Benjamin “Ben” John Osterlund is a 21 year old junior at Vanderbilt University from Evanston, IL. He regularly volunteers at Open Table Nashville’s biweekly resource shelters as an Inn Keeper, meaning he stays at the shelter overnight giving him plenty of time to form relationships with other volunteers and unhoused neighbors.
How did you get involved with OTN?
I had been volunteering at Safe Haven Family Shelter and was loving my experience and the impact it was having on me. I was also realizing the depth of the homelessness problem in Nashville, and I wanted to do more to help. I actually just looked online and found Open Table Nashville, who I had heard good things about from friends and people in the Vanderbilt community. Their inn keeping opportunity caught my eye-it was so unique and it worked really well with my college schedule.
What types of things have you participated in?

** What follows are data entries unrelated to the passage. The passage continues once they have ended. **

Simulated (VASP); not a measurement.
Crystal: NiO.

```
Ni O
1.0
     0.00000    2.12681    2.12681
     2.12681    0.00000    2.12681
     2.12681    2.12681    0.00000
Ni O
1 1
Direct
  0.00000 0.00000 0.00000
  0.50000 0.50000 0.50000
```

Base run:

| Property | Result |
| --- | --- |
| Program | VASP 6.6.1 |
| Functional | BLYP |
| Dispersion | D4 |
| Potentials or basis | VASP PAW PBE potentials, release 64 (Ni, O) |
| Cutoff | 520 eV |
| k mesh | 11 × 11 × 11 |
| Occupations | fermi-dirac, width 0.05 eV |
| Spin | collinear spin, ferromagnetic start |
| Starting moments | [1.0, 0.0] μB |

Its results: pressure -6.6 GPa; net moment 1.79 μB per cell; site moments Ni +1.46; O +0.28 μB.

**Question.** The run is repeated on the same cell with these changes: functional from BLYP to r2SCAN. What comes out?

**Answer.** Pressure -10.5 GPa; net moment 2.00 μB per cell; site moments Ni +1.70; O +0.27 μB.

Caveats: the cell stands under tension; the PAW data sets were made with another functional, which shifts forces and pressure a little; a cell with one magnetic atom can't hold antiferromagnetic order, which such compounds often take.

I have always been an inn keeper, and it is one of my favorite things to do. I’ve been able to help out at the Hillcrest, Barth Vernon, and Inglewood resource shelters, and each time I meet some amazing people and have some discussions that really change my perspectives. One of the most meaningful experiences I have had was as a inn keeper last December-Lindsay, who was the shelter coordinator that night, needed an extra hand for canvassing. It was a frigid night, and I got the opportunity to ride along with her and try to help some of our unhoused neighbors get out of the cold. The images and the conversations I had that night broke my heart in a lot of ways, and I think about them all the time; it was an experience that definitely has inspired me to commit myself to the fight to end homelessness.
You are a regular volunteer – why do you choose to spend your volunteer time with OTN?
I truly believe inn keeping is one of the best doses of perspective I could possible find. It gives me a chance to leave my busy college life and all my college friends to get out of the “Vandy Bubble” so to speak. It helps me put others before me and think for a night what it would be like to not have a home, to not know exactly where my next meal was coming from, to not have the security blanket of my friends and family. Every single time I inn keep, I always come back to campus very thankful for what I have, and with added motivation to continue to serve.
The other main reason that I love volunteering with OTN is the other innkeepers and the volunteer staff I get to work with. I have met some amazing people—some who are formerly homeless individuals who are now choosing to help others, and some who are members of OTN who are dedicating their lives to this issue. They have great stories and inspiring demeanors. Plus, they’re just fun to hang out with!
Has your involvement changed the way you perceive your unhoused neighbors?
Absolutely. I think that from an outsider’s perspective, it is easy to put our unhoused neighbors into a singular box, regarding homeless people with stereotypes like dirty, criminal, or other very negative, very untrue things. Spending time in the resource shelters has humanized the issue of homelessness for me. I’ve met people with Masters degrees, people with four adult children, and people who are working three jobs to try to get back on their feet. It has also made me recognize more of the structural things causing homelessness problems like the lack of affordable housing in Nashville and the gap in mental health services. I no longer am associating my unhoused neighbor’s condition with their actions, since I know there are often larger forces at play.
What advice would you give to new volunteers or people thinking about getting involved?
Do it for you! Inn keeping has helped me meet such amazing people, has added so much color to my life, and has helped me grow so much as an empathetic leader that I really feel indebted to OTN. For new volunteers, it is hard for me to describe how impactful some of these experiences can be; my best advice is to find the time, commit yourself, and just do it.